Kenneth Bae
An undated still image from video footage shows U.S. citizen Kenneth Bae. REUTERS

Getting access to North Korea is already quite difficult. Still, a group of Christian missionaries have been able to make some inroads into the isolated nation by pretending to be visiting businessmen seeking trade opportunities.

According to a report by the Telegraph, a detained American citizen, 44-year old Kenneth Bae, was one of several people working covertly as missionaries while also operating as tour guides, bringing in groups of people to the Wongjong border crossing between China and North Korea.

Bae was working under the auspices of a tourism company called Nations Tour when he was arrested in November 2012 and eventually convicted of committing “hostile acts” against North Korea. He is currently serving a 15-year sentence at a labor camp. While details concerning what specifically triggered Bae’s arrest remain unclear, his religious affiliations were likely one of the major reasons why he was caught.

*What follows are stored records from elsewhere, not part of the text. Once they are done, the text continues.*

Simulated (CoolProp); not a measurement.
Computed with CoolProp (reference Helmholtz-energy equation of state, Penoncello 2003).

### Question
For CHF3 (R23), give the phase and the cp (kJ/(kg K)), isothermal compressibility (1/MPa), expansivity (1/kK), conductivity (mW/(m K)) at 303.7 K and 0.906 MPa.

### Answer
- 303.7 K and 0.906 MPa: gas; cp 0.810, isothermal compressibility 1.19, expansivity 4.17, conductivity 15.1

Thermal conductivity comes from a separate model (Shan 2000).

As with other information from North Korea, it is hard to verify just how many business operations are functioning as fronts for people seeking to evangelize in the country. While there is a misconception that all organized religion is banned in the oppressive state, Buddhism and Cheondoism, a Korean religion that has a corresponding political party representing it, can be practiced in the country.

Christianity, on the other hand, continues to be prohibited because of its association with the West. North Korea’s government has relentlessly suppressed practice of the faith, and defectors have alleged that the mere possession of a Bible was reason enough to be arrested.

Still, according to the Telegraph report, one unidentified American who had been on a tour with Bae in the past says that in the Special Economic Zone outside the city of Rason where they entered, officials turned a blind eye to them when they brought in Christian Bibles. Because North Korea is strapped for money, food, fuel and other resources, officials in the zone were more lenient. The Bibles that were brought into the country were meticulously counted at the border, and counted again upon departure, the source said, to ensure that no religious texts were distributed.

While inside the borders of North Korea, the group would sing Christian songs, but hum some verses of the tune to avoid uttering the word “God” aloud. “That was our way of worshipping and praising in our hearts, even if we could not say it,” the source said in the report. “Talking about God directly, that would be asking for a death sentence.”

Although the group did not overtly emphasize that they were engaged in a Christian mission, their public worship was designed to allow for the “walls” to come down in North Korea and to call for “the leadership to allow more freedom for their people to freely worship if they want to.”

Moreover, Bae’s training at religious centers in the United States suggests that he was in North Korea to help spread Christianity among the people.

Bae was reportedly working with the Youth with a Mission (YWAM), a global ministry based in Hawaii. According to Loren Cunningham, the founder of YWAM, smuggling Bibles into North Korea was one of their principal goals. YWAM believes that the Christian gospel will sustain morality within the nation under the oppressive regime of Kim Jong-un.

According to a report in Christian Today Australia, which explicitly described Bae as a “Christian missionary,” Bae is now the “longest serving American prisoner in North Korea since Korean War,” after a year in detention.